Procedures followed at the time of a November 2010 explosion that killed a contract welder at the DuPont plant in the Town of Tonawanda were cited as contributing causes Thursday as an independent federal agency released a report on its investigation.

A draft report by the U.S. Chemical Safety and Hazard Investigation Board was presented during a morning news conference in downtown Buffalo. The CSB is a nonregulatory agency whose members are appointed by the president.

Many of the board's findings echo those of the federal Occupational Safety and Health Administration, which announced last May that it was fining DuPont and Mollenberg-Betz, the contractor whose two employees were involved in the incident, for multiple, serious safety violations.

Richard J. Folaron, 57, of South Wales, died instantly and William R. Freeburg, now 53, of Angola, was injured in the Nov. 9, 2010, explosion at the DuPont Yerkes plant on River Road, near Sheridan Drive. They were working on a 10,800-gallon storage tank used to hold slurry involved in the production of photovoltaic panels; the tank in question had been emptied weeks before.

Flammable vinyl fluoride vapor flowed, undetected, into the tank from interconnected tanks that were in service. The vapor ignited while Folaron was welding on top of the tank.

"Had technicians tested Tank 1 for a flammable atmosphere, they would have known that any hot work [spark-producing activities] presented a serious hazard," said Johnnie A. Banks, who led the investigation.

The CSB investigates serious chemical accidents, but doesn't issue citations or fines. It makes safety recommendations to plants, industry organizations, labor groups and regulatory agencies such as OSHA.

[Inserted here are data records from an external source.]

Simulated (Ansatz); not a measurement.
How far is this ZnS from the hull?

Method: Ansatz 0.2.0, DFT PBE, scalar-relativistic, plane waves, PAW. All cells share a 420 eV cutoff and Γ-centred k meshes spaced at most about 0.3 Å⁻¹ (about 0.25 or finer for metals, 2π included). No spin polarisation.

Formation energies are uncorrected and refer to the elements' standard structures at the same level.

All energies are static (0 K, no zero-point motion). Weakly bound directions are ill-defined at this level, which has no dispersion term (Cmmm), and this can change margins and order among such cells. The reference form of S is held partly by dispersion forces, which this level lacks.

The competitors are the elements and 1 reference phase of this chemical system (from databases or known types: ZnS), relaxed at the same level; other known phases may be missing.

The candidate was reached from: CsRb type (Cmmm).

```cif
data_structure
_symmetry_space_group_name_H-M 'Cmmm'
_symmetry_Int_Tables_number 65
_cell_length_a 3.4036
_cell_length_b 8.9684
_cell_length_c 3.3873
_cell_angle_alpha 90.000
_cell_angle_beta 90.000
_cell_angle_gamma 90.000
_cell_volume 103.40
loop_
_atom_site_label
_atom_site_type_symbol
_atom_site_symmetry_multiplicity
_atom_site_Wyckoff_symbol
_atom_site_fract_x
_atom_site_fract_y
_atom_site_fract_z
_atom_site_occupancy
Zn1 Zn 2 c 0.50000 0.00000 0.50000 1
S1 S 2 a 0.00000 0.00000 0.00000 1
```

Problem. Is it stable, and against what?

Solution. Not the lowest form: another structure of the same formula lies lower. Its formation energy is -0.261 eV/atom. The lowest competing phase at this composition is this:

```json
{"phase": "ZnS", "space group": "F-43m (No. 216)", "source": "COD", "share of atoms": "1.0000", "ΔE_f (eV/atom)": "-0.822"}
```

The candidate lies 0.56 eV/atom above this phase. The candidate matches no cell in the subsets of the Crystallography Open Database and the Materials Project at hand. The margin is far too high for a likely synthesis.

"In its final report, the CSB is recommending that DuPont revise its corporate policies [to] require atmospheric monitoring inside tanks before and during any hot work," said CSB Chairman Rafael Moure-Eraso. Another recommendation is to require all process piping, including vent lines on tanks, be positively isolated before authorizing any hot work.

The CSB chairman noted that the board had issued a safety bulletin in March 2010 -- several months before the DuPont explosion -- about accidents that occurred during hot work on tanks.

"All 11 of the accidents were similar to the accident at DuPont," Moure-Eraso said. "In each case, monitoring for a flammable atmosphere was either done improperly, or not performed at all."

Changes already have been made, a DuPont official said Thursday.

"We conducted an exhaustive investigation of the incident and we cooperated fully with the Chemical Safety Board throughout its investigation," said plant manager Ronald A. Lee. "Many of the agency's recommendations are closely aligned with the results of our own investigation and have been implemented."

Following its six-month probe, OSHA levied almost $117,000 in fines for 17 violations: DuPont was fined $61,500 for nine violations and Mollenberg-Betz $55,440 for eight violations of workplace safety standards.

Unlike OSHA, the CSB's report didn't cite actions by the contractor, Mollenberg-Betz.

"We don't address finding fault with individual actions. We try to find where systemic failures occurred," Banks said.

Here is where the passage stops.